« Valeurs et enjeux d’une littérature polémique : jeux de langues et stratégies de l’indicible dans Lolita de Vladimir Nabokov et The Satanic Verses de Salman Rushdie »
Année d’inscription: Septembre 2008 – Soutenance: Novembre 2014
Thèse de doctorat en préparation sous la direction de Mme le Professeur Charlotte STURGESS – Université de Strasbourg, littérature anglaise.
The Sweet Game of Anaesthesia : a Selection of Nabokov’s Playful Conditioning Strategies in Lolita.

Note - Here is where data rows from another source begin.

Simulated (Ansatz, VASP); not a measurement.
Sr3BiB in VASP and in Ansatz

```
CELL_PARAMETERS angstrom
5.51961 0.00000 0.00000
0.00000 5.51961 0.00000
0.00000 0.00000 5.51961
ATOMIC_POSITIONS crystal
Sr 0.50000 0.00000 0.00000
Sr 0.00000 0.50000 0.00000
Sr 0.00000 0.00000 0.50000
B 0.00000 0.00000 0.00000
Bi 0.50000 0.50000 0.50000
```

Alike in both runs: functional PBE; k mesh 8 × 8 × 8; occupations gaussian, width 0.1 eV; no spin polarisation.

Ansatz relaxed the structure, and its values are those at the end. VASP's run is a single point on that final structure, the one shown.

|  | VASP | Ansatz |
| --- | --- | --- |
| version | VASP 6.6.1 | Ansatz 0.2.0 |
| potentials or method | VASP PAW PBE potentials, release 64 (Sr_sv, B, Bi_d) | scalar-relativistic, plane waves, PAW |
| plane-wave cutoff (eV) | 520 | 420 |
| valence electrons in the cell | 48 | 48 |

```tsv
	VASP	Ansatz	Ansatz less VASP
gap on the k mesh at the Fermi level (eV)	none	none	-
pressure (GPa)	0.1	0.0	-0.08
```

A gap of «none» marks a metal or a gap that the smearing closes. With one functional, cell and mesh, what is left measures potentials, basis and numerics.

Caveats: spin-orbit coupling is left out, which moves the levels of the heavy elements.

The analogy between literature and games was dear to Nabokov, especially when it came to the realm of chess and its problems, which pervade the mechanics of many of his novels. The very principle of « game » involves, as the definition of the term has it, the notion of pleasure drawn from playful activity. Nabokov, who himself advocated the « tingle in the spine » (Lectures in Literature) and « aesthetic bliss » (On a book entitled Lolita), has a vision of literature as a game that should be pleasurable both to the writer and the reader. Each on their own, author and reader draw pleasure from the act of writing or making sense of what is written ; together, they sometimes frolic in the excitement of shared knowledge, or in the fun of playing hide-and-seek. At other times yet, they contend in solving conundrums that will leave the slower-minded participant a loser in the game.
Those games and other assimilated activities are not only diversions that take the reader’s mind off the topic he reads about, they are also a way to have the reader who is willing to play accept a new order. The reader who embarks on the game has to accept some rules and to project himself in an environment that obeys those rules. A novel such as Lolita, that takes the reader on a very subversive trip, has to teach him to correctly read the new world it offers, for fear of losing him. Proper teaching only guarantees that the reader will take his part in the game and will stop perceiving some subjects as offensive.
Lolita uses many rhetorical, literary or linguistic games that help set up a literary context in which taking offense will no longer be the most appealing option. In this paper, I will dwell essentially on the role of dialogism and poetry, as well as on some specific figures of speech. I will try and show how they are used to lull the reader’s attention, but also to condition his reactions, and finally how they prompt him to have his share in the buoyantly deviant potential of Lolita. Whenever it is relevant and helps conceive of a common treatment of polemical subjects, I will compare Nabokov’s strategies in Lolita with Rushdie’s in The Satanic Verses, the second object of my study.